A workshop and symposium in collaboration with the US Holocaust Memorial Museum and the University of Virginia
- Date(s)
- March 16, 2025 - March 17, 2025
- Location
- Nau Hall 101 | South Meeting Room, Newcomb Hall | Charlottesville, VA
- Time
- 14:00 - 22:00
The past decade has seen considerable public and scholarly debate, and public protest, over what, how, and where we memorialize difficult pasts, as well as how scholars and public history and museum professionals approach contested and traumatic histories.
This, the second of two international symposia co-hosted by QUB’s Centre for Public History, the US Holocaust Memorial Museum and the University of Virginia, brings together leading scholars and public history professionals from the US, Northern Ireland, and other parts of Europe to interrogate the challenges facing historians and museum professionals as they seek to address difficult or traumatic pasts (for details of the Belfast symposium see here). Like Belfast, Charlottesville, Va., is a city in which narratives of the past remain deeply divided and where the material culture of conflict is still very present, and is therefore an appropriate context in which to explore some of these issues.

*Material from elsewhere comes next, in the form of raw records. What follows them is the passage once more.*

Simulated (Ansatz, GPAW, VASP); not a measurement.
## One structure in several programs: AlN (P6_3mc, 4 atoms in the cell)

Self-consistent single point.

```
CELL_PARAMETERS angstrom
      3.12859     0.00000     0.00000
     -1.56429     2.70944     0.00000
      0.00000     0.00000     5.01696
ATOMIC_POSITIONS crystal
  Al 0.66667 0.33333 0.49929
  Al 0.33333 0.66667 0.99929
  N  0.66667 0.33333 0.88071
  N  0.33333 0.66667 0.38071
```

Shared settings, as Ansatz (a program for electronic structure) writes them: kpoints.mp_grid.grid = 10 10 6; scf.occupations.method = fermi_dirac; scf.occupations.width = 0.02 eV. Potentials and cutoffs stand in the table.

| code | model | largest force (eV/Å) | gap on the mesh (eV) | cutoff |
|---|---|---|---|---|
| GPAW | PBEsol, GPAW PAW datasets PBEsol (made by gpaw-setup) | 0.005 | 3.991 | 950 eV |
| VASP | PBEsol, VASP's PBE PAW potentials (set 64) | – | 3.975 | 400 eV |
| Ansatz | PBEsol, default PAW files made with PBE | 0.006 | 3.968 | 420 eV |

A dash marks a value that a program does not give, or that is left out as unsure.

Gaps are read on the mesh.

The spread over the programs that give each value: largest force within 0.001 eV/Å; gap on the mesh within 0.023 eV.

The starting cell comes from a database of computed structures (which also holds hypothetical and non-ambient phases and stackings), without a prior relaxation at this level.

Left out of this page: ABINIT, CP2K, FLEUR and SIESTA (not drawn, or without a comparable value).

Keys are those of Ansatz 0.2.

We will explore such themes as how to account for the voices omitted from museum collections, how family histories can be used to return these voices, how difficult histories are presented in museums and public spaces, and what ethical considerations need to be taken into account when dealing with data and artifacts resulting from difficult histories.
After three days of closed workshop discussion, the public event will open with a film screening and drinks reception on the Sunday 16th March, followed by an all-day public symposium on Monday 17th March.